Philippe Remy
Philippe Remy

Reputation: 3123

Initializing objects used in routes with Flask

I am using Flask server and I would like to initialize some objects and make them visible for the routes.

Not to have too much code between the imports and the definitions of the routes would be great.

What is the best way to do that? Here is an example with an object called Object. This example works but I'm sure there's a better way to do this.
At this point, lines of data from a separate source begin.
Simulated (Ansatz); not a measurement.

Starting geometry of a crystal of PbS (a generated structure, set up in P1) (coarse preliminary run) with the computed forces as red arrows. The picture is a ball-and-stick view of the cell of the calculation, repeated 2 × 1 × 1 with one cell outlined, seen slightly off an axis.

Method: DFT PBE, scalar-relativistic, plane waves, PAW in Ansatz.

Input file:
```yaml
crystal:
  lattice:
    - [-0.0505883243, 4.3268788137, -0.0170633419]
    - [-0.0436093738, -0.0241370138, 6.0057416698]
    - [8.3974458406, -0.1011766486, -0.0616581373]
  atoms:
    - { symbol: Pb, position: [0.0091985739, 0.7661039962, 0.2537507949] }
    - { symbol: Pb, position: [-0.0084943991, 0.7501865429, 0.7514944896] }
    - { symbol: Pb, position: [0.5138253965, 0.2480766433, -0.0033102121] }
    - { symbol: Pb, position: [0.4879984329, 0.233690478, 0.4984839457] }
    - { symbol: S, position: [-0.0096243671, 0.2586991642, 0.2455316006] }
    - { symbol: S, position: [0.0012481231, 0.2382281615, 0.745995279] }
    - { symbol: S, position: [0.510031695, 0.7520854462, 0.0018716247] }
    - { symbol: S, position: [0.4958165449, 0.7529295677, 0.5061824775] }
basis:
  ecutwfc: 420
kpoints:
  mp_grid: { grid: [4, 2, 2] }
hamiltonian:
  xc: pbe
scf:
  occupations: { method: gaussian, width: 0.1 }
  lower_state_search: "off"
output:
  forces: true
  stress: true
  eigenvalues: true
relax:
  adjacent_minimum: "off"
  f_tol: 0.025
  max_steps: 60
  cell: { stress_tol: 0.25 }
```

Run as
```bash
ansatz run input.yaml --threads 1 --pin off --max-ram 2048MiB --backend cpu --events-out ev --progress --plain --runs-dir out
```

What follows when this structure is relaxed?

Maybe giving some arguments to Flask(__name__) works but not sure how to do that.

from flask import Flask

# Could I give some references of the object o here?
app = Flask(__name__) 


class Object:
    def __init__(self):
        self.value = 2


# I would like to avoid stuffing too much code between 
# the imports and the definitions of the routes.
o = Object() 


@app.route('/')
def hello_world():
    # I need the object to be in this scope. 
    # Maybe with app.o or something similar?
    return f'Hello, World! {o.value}'


if __name__ == '__main__':
    # Ideally the definition of o = Object() goes here and app exposes it.
    app.run()

Upvotes: 2

Views: 3479

Answers (1)

Jürgen Gmach
Jürgen Gmach

Reputation: 6123

Your current way is exactly that what I would do when I start a Flask app. As long as the app is not too big, keep it simple in one file.

Depending where you need your o, you could instantiate it directly in your routes.

If your application grows, you could move you "data provider" into a separate module and import from there.

About your inline questions / comments:

# Could I give some references of the object o here?
app = Flask(__name__) 

No. You can pass in a separate template dir or similar, but no data for routes.

# I would like to avoid stuffing too much code between 
# the imports and the definitions of the routes.
o = Object() 

As suggested, this is ok for now, if it gets too much code, move it to another module and import from there.

@app.route('/')
def hello_world():
    # I need the object to be in this scope. 
    # Maybe with app.o or something similar?
    return f'Hello, World! {o.value}'

You could also instantiate the "data source" object here in the route.

if __name__ == '__main__':
    # Ideally the definition of o = Object() goes here and app exposes it.
    app.run()

Don't put any more code in here, as it is very hard to test (if you start to write tests).